Model Islamic Village: Pamekasan, Eat Java

The East Java branch of the Majelis Ulama Indonesia (MUI), Indonesia’s top Muslim clerical body, is planning to develop a “model Islamic village” in the district of Pamekasan in East Java and has already begun talks with the local administration there.. “We want to create a place where the population can live completely according to the dictates of Islam,” Abdul Somad Bukhori, leader of the MUI in East Java told Adnkronos International (AKI).

“The village would be a way to showcase Islamic concepts in politics, economics and social life. We have already spoken to the local administration, but we are still waiting for an official response,” said Bukhori.

Located on the island of Madura in East Java, the argricultural district of Pamekasan has 900,000 inhabitants almost all of whom are Muslim. MUI has not stated which villages in the district have been chosen for the pilot project.

Bukhori explained that the idea did not contradict the Indonesian constitution which although it has a secular basis, does not allow atheism and only recognises five official religions – Islam, Catholism, Protestanism, Hinduism and Buddhism.

“The village would be guided by Sharia, the Islamic law. But this will be allowed in so far as it does not go against the constitution,” he said.
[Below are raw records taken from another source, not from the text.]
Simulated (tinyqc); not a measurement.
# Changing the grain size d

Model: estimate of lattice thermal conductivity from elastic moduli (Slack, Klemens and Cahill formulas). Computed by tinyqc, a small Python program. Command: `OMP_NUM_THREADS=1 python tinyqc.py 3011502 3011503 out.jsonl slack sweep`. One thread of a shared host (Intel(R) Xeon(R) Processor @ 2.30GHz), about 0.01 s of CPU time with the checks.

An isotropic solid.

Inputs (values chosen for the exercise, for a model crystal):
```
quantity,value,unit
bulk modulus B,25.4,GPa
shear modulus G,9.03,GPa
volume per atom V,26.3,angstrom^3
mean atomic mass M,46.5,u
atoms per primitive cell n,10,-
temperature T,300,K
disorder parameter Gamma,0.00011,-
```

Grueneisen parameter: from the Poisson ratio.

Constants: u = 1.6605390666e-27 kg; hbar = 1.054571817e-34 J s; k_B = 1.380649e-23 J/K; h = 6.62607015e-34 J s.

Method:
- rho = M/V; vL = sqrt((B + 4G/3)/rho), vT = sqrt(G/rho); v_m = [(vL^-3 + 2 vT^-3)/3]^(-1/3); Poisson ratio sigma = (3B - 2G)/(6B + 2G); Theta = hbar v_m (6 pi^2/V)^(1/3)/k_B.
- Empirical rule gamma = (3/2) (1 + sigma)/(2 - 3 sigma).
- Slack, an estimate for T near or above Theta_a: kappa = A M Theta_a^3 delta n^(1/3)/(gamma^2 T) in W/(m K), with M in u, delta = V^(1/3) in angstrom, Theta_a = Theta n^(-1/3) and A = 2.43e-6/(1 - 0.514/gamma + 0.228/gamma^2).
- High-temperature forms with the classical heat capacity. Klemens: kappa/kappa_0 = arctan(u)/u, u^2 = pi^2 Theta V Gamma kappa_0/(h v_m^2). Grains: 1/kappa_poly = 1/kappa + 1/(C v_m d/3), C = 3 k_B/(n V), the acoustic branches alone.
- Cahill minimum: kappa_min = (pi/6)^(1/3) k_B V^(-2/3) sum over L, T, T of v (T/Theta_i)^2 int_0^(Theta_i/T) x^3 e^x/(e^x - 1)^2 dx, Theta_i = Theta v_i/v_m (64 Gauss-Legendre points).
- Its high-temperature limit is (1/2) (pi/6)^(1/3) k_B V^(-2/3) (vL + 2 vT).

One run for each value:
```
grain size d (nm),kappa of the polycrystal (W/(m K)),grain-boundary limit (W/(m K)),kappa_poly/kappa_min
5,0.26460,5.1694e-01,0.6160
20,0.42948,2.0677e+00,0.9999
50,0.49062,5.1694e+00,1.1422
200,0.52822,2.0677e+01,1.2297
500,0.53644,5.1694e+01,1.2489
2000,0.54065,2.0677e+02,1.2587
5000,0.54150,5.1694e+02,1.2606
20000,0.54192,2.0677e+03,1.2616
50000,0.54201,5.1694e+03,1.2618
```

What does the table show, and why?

In Indonesia, only the province of Aceh is allowed to apply some Sharia law. Following the process of decentralisation that began after the fall of the former president Suharto in 1998, various provincial administrations have approve local by-laws inspired by Islamic law.

“In Pamekasan there are already laws that are inspired by Sharia,” Bukhori told AKI, adding that the MUI plans that the village chosen to be the “model Islamic village” will be the first in a series of such villages.

“In theory, we hope that all the districts of the province of East Java will have an Islamic village,” he said.

East Java is considered to be the heart of radical Islam in Indonesia. In a survey conducted last August by the Indonesian Survey Circle, only 11.5 percent of Indonesians want an Islamic state similar to those enforced in certain Arab states.

The European model of democracy was chosen by 3.5 percent of those interviewed while 70 percent said they were happy with the model of Pancasila – the founding principles of Indonesia which calls for a common platform for a plural and multi-cultural country.

The vast majority of Indonesia’s estimated 225 million inhabitants are Muslims.